Some games are so good, there’s no clear place to begin or end.
The MLB playoffs started with the AL Wild Card game on Tuesday night, with the Kansas City Royals making their first playoff appearance in a whopping 29 years.
The traveling team was the Oakland A’s, who at one point not so long ago were the best team in baseball, before Billy Beane gambled on Jon Lester for Yoennis Cespedes, the A’s stopped hitting, went 16-36 down the stretch, and squeaked into the draw with a win over Texas on the final day of the regular season.
Before it started, this game was all about starting pitching. James Shields against Lester – two pitches acquired in different ways at different times but for the exact same purpose: Win an elimination playoff game.
By the time it ended, Shields and Lester were as far away from the final narrative as George Brett and Reggie Jackson.
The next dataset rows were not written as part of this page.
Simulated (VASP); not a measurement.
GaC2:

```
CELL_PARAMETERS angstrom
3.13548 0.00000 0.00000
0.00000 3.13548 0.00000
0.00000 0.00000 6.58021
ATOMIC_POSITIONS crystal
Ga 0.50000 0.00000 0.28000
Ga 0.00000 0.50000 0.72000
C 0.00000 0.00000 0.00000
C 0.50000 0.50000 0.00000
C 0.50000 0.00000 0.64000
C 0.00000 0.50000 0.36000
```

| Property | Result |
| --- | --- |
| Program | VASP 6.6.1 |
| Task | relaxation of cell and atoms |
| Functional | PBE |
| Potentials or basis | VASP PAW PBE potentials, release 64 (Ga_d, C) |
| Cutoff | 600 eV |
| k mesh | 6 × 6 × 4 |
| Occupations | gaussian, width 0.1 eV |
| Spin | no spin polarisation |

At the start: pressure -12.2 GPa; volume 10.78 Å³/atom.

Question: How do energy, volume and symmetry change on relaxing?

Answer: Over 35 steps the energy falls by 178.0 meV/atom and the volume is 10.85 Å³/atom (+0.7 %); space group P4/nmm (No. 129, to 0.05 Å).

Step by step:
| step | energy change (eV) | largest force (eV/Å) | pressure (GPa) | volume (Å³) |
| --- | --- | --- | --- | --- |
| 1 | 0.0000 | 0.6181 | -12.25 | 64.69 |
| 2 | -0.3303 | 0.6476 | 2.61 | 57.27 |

The Royals won on a walk-off single in the bottom of the twelfth inning. Catcher Salvador Perez got the hit. Before he reached out in front of Dan Otero’s 2-2 pitch and slapped it down the left field line, Perez was the owner of the two worst at bats of the night.
In the eighth inning, he struck out on three pitches with the game-tying run in scoring position. He ended the 10th by grounding out on two pitches with Eric Hosmer standing 90 feet away from the ALDS.
Perez was 0-5. Worse than that, he looked so bad at the plate he was inducing pity.
Now, he’s immortal – a star in the Kansas City night.
We had it all. We had Ned Yost managing his team into the ground, flying in the face of all logic and almost sinking the Royals’ ship by throwing a starter, Yordano Ventura, into relief with runners on in the sixth inning amid a myriad of head-scratching decisions.
The A’s might not have any offense, but on this night they had journeyman Brandon Moss hitting two home runs and driving in five.
We had Kansas City down 7-3 with six outs to go in their season, Jon Lester in a groove on the mound and the Royals looking like they’d fade quietly into the night.
Instead, we got an eighth inning rally that scored three runs – the last of which was scored on a wild pitch. We got the most stolen bases in a single inning in playoff history, an umpiring controversy, and Perez leaving the Royals leaving one in the ninth.
So we had Jarrod Dyson stealing third in the bottom of the ninth inning, running so hard he almost went straight through the bag. He scored on a sacrifice fly moments later.
We had Yost call on a reliever who was pitching for TCU in the College World Series in June throw two and a third of brilliant baseball, saw the A’s take the lead again in the 12th, only to have Eric Hosmer triple off the top of the wall in center field and score on a crazy infield single to tie the game.
Then we got Perez, and a priceless shot of Brett with his hands on his head in utter disbelief.
If you’re counting, the A’s are now 0-7 in elimination games under Billy Beane. 0-7. Beane has said the playoffs are a crapshoot, and if they really are, then they shouldn’t be this painful.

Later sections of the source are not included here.